A Palestinian mother has won the right to join her son and daughter in Britain after arguing that refusal would breach her right to a family life.
A court heard she has been living alone in Egypt since January 2024, suffering post-traumatic stress and “survivor guilt” after 90 family members were killed in the Gaza war.
The woman, who has not lived with her now-adult children for 16 years, kept in touch regularly through WhatsApp and had visited them in the UK several times.
She used the European Convention on Human Rights (ECHR) after British Home Secretary Shabana Mahmood won a Court of Appeal judgment that ruled a Palestinian family who had used a scheme intended for Ukrainian refugees should not have been allowed to come to the UK. The family were allowed to stay but the decision meant people fleeing the war in Gaza were restricted from using legal refugee schemes to join their families in the UK. Ms Mahmood has proposed toughening the law to prevent any repeat.

In the latest case, a lower immigration tribunal said the decision by the Home Office would have “unjustifiably harsh consequences”. The Home Office appealed that decision but the ruling has now been backed by an upper tribunal. The panel heard there had been no legal error by the judge who considered the role of family in Palestinian and Gazan culture and that the woman had never lived alone until recently.
Judge Therese Kamara concluded: “Evidence spoke of the expectation among Gazans that she would live with her daughter in the UK who was living in relative security and that it would be considered ‘unusual and improper’ for her to be living alone. Not doing so would be ‘viewed as the failure to honour the family and elicit censure and condemnation’.”
She said the current separation was an “emotional rupture” that had profound psychological implications.

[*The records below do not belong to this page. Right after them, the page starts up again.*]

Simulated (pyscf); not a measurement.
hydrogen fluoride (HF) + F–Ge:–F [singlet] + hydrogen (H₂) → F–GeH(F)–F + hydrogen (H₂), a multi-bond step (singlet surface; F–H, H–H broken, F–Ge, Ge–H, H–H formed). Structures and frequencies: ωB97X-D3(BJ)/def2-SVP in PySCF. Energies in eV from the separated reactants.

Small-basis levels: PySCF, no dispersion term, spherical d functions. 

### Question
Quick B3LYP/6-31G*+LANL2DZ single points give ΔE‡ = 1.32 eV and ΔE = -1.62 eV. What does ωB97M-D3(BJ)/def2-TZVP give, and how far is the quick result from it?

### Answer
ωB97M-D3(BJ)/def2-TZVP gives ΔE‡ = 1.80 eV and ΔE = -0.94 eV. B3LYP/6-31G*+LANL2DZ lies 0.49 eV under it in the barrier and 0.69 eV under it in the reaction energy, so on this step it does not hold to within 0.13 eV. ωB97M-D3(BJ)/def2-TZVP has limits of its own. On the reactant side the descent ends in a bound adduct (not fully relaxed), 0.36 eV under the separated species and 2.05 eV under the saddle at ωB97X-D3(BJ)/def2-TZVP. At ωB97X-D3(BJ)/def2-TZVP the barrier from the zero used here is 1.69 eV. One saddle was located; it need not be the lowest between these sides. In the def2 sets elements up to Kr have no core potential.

A UK Home Office spokesman said: “We are disappointed in the court’s decision, and are now considering this judgment. More broadly, the government is overhauling the domestic application of Article 8 to reduce the number of spurious appeals, while protecting those genuinely in need.”
The tribunal verdict was lambasted by Chris Philp, the shadow home secretary, who called it an “insane decision” that would mean “immigrants here can bring in their parents to be cared for at taxpayers’ expense”. He claimed it “risks opening the floodgates” and called for the UK to leave the ECHR and abolish the immigration tribunal.